The Secret Life of Housewives & Heinz Tomato Soup
I am, much to the perplexity of my peers, a great purveyor of two much maligned phenomena: Heinz tomato soup, and housewives.
The two have a surprising amount of similarities. Both are popular with babies; whilst motherhood and cleaning can be seen as key to the tradition of housewifery, Heinz tomato soup has entered the culinary canon of our childhood as a suppertime staple and soother in sick days.
Both have been through highs and lows. Housewives have oscillated up and down the social ladder from downtrodden house-labourers, to a status that better approximates the title ‘Lady of Leisure’. Equally, Heinz tomato soup, which was first created by Howard Heinz during the 30s depression in America as an economical food option, has since been stocked in fancy pants Fortnum & Masons.
I don’t think there is anything to romanticise about the days when scrubbing porches whilst perpetually pregnant was order of the day for all females who weren’t filthy rich.
Before we go any further, I think it’s important to make some key distinctions. I tend to focus my veneration on the latter part of housewife history, preferring to think of the 20th century as the ‘heyday of housewives’. Anything before then is a grim testament to the difficulties of human life. I don’t think there is anything to romanticise about the days when scrubbing porches whilst perpetually pregnant was order of the day for all females who weren’t filthy rich.

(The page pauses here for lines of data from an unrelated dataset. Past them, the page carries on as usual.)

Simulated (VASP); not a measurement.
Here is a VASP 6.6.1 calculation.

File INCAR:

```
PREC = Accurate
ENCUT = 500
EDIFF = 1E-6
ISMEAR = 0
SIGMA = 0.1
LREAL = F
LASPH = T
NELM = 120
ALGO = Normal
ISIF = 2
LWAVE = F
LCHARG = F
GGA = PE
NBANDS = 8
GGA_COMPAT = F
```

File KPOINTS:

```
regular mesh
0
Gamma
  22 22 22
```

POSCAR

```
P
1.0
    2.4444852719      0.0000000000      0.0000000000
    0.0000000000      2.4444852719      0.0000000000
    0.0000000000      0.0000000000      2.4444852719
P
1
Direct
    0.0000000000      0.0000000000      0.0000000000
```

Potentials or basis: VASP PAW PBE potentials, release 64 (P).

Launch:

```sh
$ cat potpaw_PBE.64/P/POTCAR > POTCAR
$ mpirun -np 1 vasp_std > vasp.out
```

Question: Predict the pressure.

Meanwhile the Grand Dames who escaped the actual labour of domesticity thanks to servants, wiled away their time in an equally permanent depression. Having succumbed to societal pressures and married a suitable man, it seems they spent much of their life bound, bemoaning fate and bored. Just think of Tolstoy’s Anna Karenina, Ibsen’s misused ‘doll’, Nora Hemler in The Doll’s House, or even the many ladies liberally peppering Jane Austen novels whose only concern is the creeping horror of buying the wrong ribbons, marrying the wrong person, or worst of all, not marrying at all.
No; into that murky history of the housewife I do not care to trespass. Instead I sentimentalise a different era, a slippers and soap genteel sort of housewifery. A place where the load of daily labour was already eased by the invention of appliances. A cosy, middle class housewifery, full of women married to dentists, accountants, tax inspectors, chemistry teachers and other such reputable characters. A time when the majority of women weren’t living in lavish quarters but were not really expected to earn their own living either. This housewife I am transfixed by.
No longer is she chained to chores, she may roam freely and act devilishly.
After all, who are the most devious, most dastardly, of Roald Dahl’s adult story characters? Undoubtedly, the Housewives. Dahl’s married women connive. They leave their tiresome husbands trapped in elevators. They engage in steamy affairs. They have a pathological yearning to cheat in card games. They trick, and they steal, and they love fur coats. Occasionally they embalm young men. If you’re not acquainted yet with this most fascinating and scheming group of fictional characters, acquaint yourself you must. Now it seems to me that Dahl was able to create this plethora of stories because the role of the housewife had become decidedly vague. No longer is she chained to chores, she may roam freely and act devilishly. So what is the mark of the modern day housewife? What does she do?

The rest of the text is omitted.